The Mudcat Café TM
Thread #116927   Message #2516234
Posted By: Rowan
15-Dec-08 - 05:44 PM
Thread Name: BS: Tea Question
Subject: RE: BS: Tea Question
Youse guys sure go over the top over you tea-making rituals, and none of you is even Japanese!

For those into ritual variations, here's mine.

Find a nice bit of river bank with some shade; coolibahs or redgums are prefereable but optional. Light a small fire and, when it has enough red coals, put you billy on. The best billy is an A10 fruit juice tin with a length of 8 guage fencing wire for a handle but bushwalkers' aluminium billies are acceptable; the A10 tins are best for a decent crowd while the billies are OK for only one or two. Forget the ones with the spout half way up the side unless you've modified its handle with a bit of fencing wire so you can pour properly with only one hand; I own the patent on that modification, by the way.

Make sure that the water fills the billy; this ensures the tinning on its inside isn't burnt off by the coals, allowing rust to taint the tea.

When the water is nicely boiling, chuck the tea into the water. In colonial times the correct quantity was a BSH (British Standard Handful) but these days were chuck in an ASH for good measure. It's important to remove the billy from the fire as soon as you've chucked in the tea so that it brews rather than stews.

The next step, in one version of this ritual, is to "swing the billy." Now, there are some wallies that like to show off by swinging the billy through a full circle, meaning that it is upside down and overhead at the top of this circle. It can be done but requires practice; this is done preferably in isolation with nobody or thing that can be damaged within an acre, or even a hectare in these metric times. There is a danger that the bottom of your billy is not as integral as you think and/or its handle is up to balancing centrifugal and centripatal forces successfully. There is even the danger of a sudden loss of confidence in midswing; not as many are as good at being swingers as they imagine they would be.

Swingers with enough self assurance to not need such a display can achieve enough effect (on the tea) by just gently swinging the billy through a 30-45° arc. Another version of the ritual requires the side of the billy to be gently tapped with a small branch or large twig. The intention of all these efforts is to cause the tea clippers (the tea leaves that float and resist exposing their entire surface area to the infusing ministration of the boiled water to sink below the surface.

After the brew has ... brewed, the billy is tilted so that the tea, with its leaves now all at the bottom of the billy, can be poured into a mug. Here, we're not talking about the person who is about to consume the drink; we're describing their drinking vessel. The mug must be enamelled, as porcelain doesn't stand up too well to bashing around in the boot en route and plastic is just too declassé; stainless mugs (very popular among the neophytes) usually don't have the correct rim shape and conduct enough heat to burn the lips, spoiling the whole experience. Enamelled mugs come in a range of sizes, from 100ml up to about two litres and, in the Top End, they even come with a lid to keep the flies out so you can make the drink last for all the time between meals.

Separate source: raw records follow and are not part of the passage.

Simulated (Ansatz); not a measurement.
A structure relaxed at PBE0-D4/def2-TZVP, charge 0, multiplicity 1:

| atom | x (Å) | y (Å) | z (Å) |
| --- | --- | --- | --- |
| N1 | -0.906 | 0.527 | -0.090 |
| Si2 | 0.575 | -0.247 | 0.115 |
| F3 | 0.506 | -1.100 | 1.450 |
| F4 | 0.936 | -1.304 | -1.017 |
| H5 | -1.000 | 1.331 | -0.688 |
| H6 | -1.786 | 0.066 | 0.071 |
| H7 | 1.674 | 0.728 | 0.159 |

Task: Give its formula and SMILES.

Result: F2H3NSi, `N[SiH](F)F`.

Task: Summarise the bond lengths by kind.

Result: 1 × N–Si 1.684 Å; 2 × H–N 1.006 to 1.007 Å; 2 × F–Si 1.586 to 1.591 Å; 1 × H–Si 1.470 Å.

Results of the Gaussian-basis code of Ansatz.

"Milk first or last" is immaterial in most places west of the Divide, as the river water will be carrying enough mineral load as to leave the drinker unaware of whether or not there is even milk in the drink. There is also the problem of whether the milk has gone off in the heat, so I have learned to do without. Mountain streams, however (like the one at
Nariel allow milk's presence or absence to be discerned. Personally, I prefer to be just able to discern the bottom of the mug through the tea so that gives you an idea of my preferred strength. Sorry, the tea's strength. That's still not right, but you get the idea.